Senior Animator - Cameron

What do you do?

We build 3D characters and animate them for cut scenes, commercials, games, and lots of other different applications. As a senior animator, I'm in charge of a couple of other animators. This means I have some management and scheduling tasks.

I come in, I look at the schedule, I figure out what shots need to be done or what game actions need to be animated for the day. Then I get into the software ? whether that's 3D Max or Maya - and get the characters and start animating. We usually start from blocking out the poses ? start poses and end poses and any integral key poses, and work our way through putting the in-between poses and getting some motion in there.

Senior Animator - CameronA simple building block for animation such as a walk cycle would take about a day to create. If it was for a 'cut scene', might take two or three days even. The time taken to create actions depend on their complexity - whether they are interacting with weapons or other characters. Interaction adds an extra level of complication where you actually have to monitor intersections such as grabbing an arm of another character - you are adding a lot more technicality into the animation and having to deal with various programming constraints.

How did you get to where you are today?

My first involvement with computers was a computer-aided design course at RMIT. That was in the early 90s. I think it was pretty much the first course in Australia. From there, I started my own company and worked at that for about eight years before I decided to get more involved in animation as opposed to graphic design. I went to work at Momentum Animations where we made a lot of video clips and TV commercials. That was very animation intense and it's where I learnt to become a 3D animator. From there, I went to Torus Games. I was there for about three years where we made some Play Station 2 games, some Game Boy Advance and lots of hand-held games. From there I moved to here at Act 3.

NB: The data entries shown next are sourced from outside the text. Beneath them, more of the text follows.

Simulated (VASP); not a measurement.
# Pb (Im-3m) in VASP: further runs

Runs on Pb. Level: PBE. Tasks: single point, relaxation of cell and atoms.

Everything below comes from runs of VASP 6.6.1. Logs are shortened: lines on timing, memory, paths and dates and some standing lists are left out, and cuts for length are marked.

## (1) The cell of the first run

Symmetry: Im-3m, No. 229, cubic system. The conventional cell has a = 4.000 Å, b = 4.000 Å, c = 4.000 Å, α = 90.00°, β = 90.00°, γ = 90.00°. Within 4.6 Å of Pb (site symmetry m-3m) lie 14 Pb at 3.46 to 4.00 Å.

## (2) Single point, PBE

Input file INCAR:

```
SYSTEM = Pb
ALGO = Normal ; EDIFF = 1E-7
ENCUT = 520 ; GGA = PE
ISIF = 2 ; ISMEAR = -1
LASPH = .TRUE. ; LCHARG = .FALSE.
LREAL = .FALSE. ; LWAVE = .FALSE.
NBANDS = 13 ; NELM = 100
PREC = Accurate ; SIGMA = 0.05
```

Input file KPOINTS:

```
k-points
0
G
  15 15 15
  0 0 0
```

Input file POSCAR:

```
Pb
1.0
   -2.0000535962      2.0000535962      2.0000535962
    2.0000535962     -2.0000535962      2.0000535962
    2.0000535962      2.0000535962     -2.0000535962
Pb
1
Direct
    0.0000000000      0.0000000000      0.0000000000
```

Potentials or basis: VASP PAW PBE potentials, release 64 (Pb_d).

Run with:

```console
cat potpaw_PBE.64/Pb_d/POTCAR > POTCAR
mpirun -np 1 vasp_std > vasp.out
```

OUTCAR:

What skills are necessary for you to do your job?

I think imagination is a big part of it. Drawing is great skill to have, but not everyone I work with know can actually draw well. They can draw to some degree, but to draw doesn't really enhance your ability to create 3D animation. It does make you a lot more useful to an employer if you have drawing skills, where you can move into doing concept art or storyboards and that kind of thing.

Generally the skills involved in animation would be an awareness of movement. It requires being very intuitive about motion and being able to convey that into the virtual world of computer character. To be able to convey the sense of weight, the sense of momentum, and even more detailed than that, being able to actually give a character emotion and feeling, especially when you are animating expressions and lip-sync.

With people who do models and textures, they use much more traditional skills to draw and sculpt, so you can pin point the skill and say 'yes well I can do this, and therefore I can model or I can texture'. With animators, it's a little bit abstract to try and pinpoint what an actual animator is.

There is an understanding of physics, but there is also another world of physics - cartoon physics. A lot of what we do in games is very reality based, with human characters running around and generally causing mayhem and shooting each other. But we also do the flip side of that using very cartooney characters with squash and stretch animation. Whilst ihe physics of that is believable, it is not necessarily realistic. So you need to be able to extrapolate your understanding in terms of physics in terms of weight and momentum into that kind of exaggerated world.

How important was your education/training?

I'm not really sure. I've worked with colleagues who have had formal training and I've worked with guys who basically learnt in the bedroom how to animate or model or texture 3D characters. I can honestly say I don't really see much difference. I know that the formally trained people generally have a much broader range of skills because they will be people that can draw that have moved into animation, or they are people that can sculpt, or they have some kind of background skill which has generally been enhanced by their study and then they moved into the field of 3D animation. Whereas the guys that are self-taught are basically 3D modelers or they are animators, or they're very honed in their skill, and they are very narrow on their focus, and they are usually very good at what they do. But they generally don't step outside of that range.

What advice would you give to someone wanting to enter the games industry?

We'd be looking for a TAFE course or some sort of further education that was basically focused on computer graphics, or if you want to be a traditional 2D animator, something that is focused on that.

If that option is not open to you or you are a mature age person wanting to get into the industry, I think the thing to do is knuckle down and put in the hours and generate a show reel that shows where your skills are.

Focus on a single skill, whether it's model building, or animation or painting, and try and not to show too much. If you are looking at a show reel for modeling and you've poorly animated a character, then suddenly you are not looking at the modeling ability any more. Or vice versa. if you're an animator and you've got a fairly poor model in there, strip it back. There are free rigs available on the internet that you can download. Strip them back and let the person watching that reel see your skills - just see the motion in your animation or see the geometry in your model.